After Slides, Urban Forestry Picks Up the Pieces

 

SDOT Urban Forestry tree trimmers use bucket trucks to access trees on slope.

 

Tree trimmer cuts trunk of tree that has fallen onto the road.

 

SDOT Street Maintenance and Urban Forestry crews clear tree limbs and brush from the roadway.

 

Healthy trees can minimize surface erosion and stabilize soils.  During prolonged periods of heavy rain, soil properties on steep slopes and other areas can change to such a degree that even healthy trees can uproot.  Trees may also be part of larger slides which affect all or portions of the soil the tree has depended upon for its stability.   When SDOT Urban Forestry is called to assist in the investigation and clean up of slides that involve trees, several conditions must be considered and addressed before clean up can begin.  Often slides present trees in various conditions; some have completely fallen and others have exposed roots and may be leaning precipitously.  The real challenge is determining which trees around the edges of the slide remain stable.  This requires careful consideration by arborists, geotechnical experts, and safety managers to ensure that the site is safe for clean-up activities as well as the public.

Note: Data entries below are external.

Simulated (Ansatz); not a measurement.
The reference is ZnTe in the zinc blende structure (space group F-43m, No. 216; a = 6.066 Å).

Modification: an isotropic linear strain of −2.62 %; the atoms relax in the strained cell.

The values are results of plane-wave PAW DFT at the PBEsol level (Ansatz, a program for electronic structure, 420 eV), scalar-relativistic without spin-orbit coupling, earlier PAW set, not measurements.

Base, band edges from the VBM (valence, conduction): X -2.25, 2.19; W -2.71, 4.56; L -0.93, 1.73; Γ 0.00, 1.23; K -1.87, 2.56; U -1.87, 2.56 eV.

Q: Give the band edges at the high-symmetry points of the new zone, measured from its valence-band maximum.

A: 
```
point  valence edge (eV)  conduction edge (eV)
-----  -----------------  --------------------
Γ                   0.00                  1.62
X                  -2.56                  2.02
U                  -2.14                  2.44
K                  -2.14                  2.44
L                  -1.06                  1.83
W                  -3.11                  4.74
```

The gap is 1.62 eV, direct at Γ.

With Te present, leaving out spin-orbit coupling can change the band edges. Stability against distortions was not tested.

Once these important decisions are made and the site is determined safe for employees, Urban Forestry and Street Maintenance crews coordinate debris removal and traffic control.  Urban Forestry utilizes ropes, pulleys, hydraulic winches, aerial lifts, chainsaws, climbers and ground personnel to remove fallen and leaning trees.  Further work usually involves moving the tree debris down-slope so that it is accessible to heavy equipment. The Safety Office helps maintain communication between teams and monitors site conditions.